While Digital Realty and the project team excluded direct-control functionality from its DCIM requirements, they saw that real-time data collection and analytics could be beneficial to various control-system schemas within the data center environment. Because of this potential benefit, the project team took great care to allow for seamless data exchange between the core database platform and other systems. This feature will enable the DCIM platform to exchange data with discrete control subsystems in situations where the function would be beneficial. Further, making the DCIM a true browser-based application would allow authorized users to call up any web-accessible control system or device from within the application. These users could then key in the additional security credentials of that system and have full access to it from within the DCIM platform. Digital Realty believes this strategy fully leverages the data without compromising security.

The Challenge of Data Scale
Managing the volume of data generated by a DCIM is among the most misunderstood areas of DCIM development and application. A DCIM platform collects, analyzes and stores a truly immense volume of data. Even a relatively small data center generates staggering amounts of information—billions of annual data transactions—that few systems can adequately support. By contrast, most building management systems (BMS) have very limited capability to manage significant amounts of historical data for the purposes of defining ongoing operational performance and trends.

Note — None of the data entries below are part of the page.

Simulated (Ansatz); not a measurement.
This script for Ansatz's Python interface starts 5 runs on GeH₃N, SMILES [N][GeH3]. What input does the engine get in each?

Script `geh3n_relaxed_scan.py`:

Consider a data center with a 10,000-ft2 data hall and a traditional BMS that monitors a few thousand data points associated mainly with the mechanical and electrical infrastructure. This system communicates in near real time with devices in the data center to provide control- and alarm-monitoring functions. However, the information streams are rarely collected. Instead they are discarded after being acted on. Most of the time, in fact, the information never leaves the various controllers distributed throughout the facility. Data are collected and stored at the server for a period of time only when an operator chooses to manually initiate a trend routine.

If the facility operators were to add an effective DCIM to the facility, it would be able to collect much more data. In addition to the mechanical and electrical data, the DCIM could collect power and cooling data at the IT rack level and for each power circuit supporting the IT devices. The DCIM could also include detailed information about the IT devices installed in the racks. Depending on the type and amount desired, data collection could easily required 10,000 points.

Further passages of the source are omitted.